The narrator of Flann O'Brien's At Swim-Two-Birds is a lazy student, who spends all his time in bed writing a novel about fictional author Dermot Trellis. Trellis is writing a book of his own but the characters in that book are frustrated by how poorly they are treated by their creator. At one point, Trellis invents a female character, then seduces her and fathers a fictional child. His characters become so frustrated that they drug their creator to gain some autonomy while he sleeps. Finally, Trellis's fictional son Orlick writes a story about his father in which Trellis is tortured and held on trial for his "crimes".
Sound confusing? It is supposed to be. O'Brien weaves together a complex story in which authors and their creations interact directly with one another in absurd ways. He includes tales of Irish folklore that include invisible fairies and the devil-like Pookas and empowers fictional characters with the ability to influence the author who created them.
The novel is difficult to read. Dialog is never delimited by quotation marks and the narration frequently shifts from an inner story to an outer story as characters interrupt one another in the middle of a story. Add to that the blurring between various realities and one can easily become lost. I frequently had to re-read sections to understand what was happening.

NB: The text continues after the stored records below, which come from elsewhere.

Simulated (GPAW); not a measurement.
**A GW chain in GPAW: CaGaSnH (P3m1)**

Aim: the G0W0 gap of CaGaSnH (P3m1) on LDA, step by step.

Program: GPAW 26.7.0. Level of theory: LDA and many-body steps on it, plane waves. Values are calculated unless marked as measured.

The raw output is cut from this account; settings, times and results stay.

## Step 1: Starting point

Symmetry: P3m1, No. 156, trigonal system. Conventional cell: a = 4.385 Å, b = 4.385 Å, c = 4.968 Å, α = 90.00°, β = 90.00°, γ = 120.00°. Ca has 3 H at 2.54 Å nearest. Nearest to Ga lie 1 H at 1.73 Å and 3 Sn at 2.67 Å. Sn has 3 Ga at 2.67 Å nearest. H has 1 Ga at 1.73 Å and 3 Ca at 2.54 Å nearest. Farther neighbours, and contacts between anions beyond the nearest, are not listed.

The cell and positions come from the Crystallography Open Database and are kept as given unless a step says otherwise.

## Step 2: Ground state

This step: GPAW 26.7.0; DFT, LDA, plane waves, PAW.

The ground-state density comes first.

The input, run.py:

"At Swim-Two-Birds" is a novel within a novel within a novel in which the characters do not respect the boundaries of their own story. O'Brien displays enormous imagination and extraordinary discipline in keeping the stories consistent (if somewhat nonsensical) despite the multiple layers and plots.
He warns us from the start, when on page 1, O'Brien states:
"One beginning and one ending for a book was a thing I did not agree with. A good book may have three openings entirely dissimilar and inter-related only in the prescience of the author, or for that matter one hundred times as many endings."
And he delivers with a clever work of metafiction.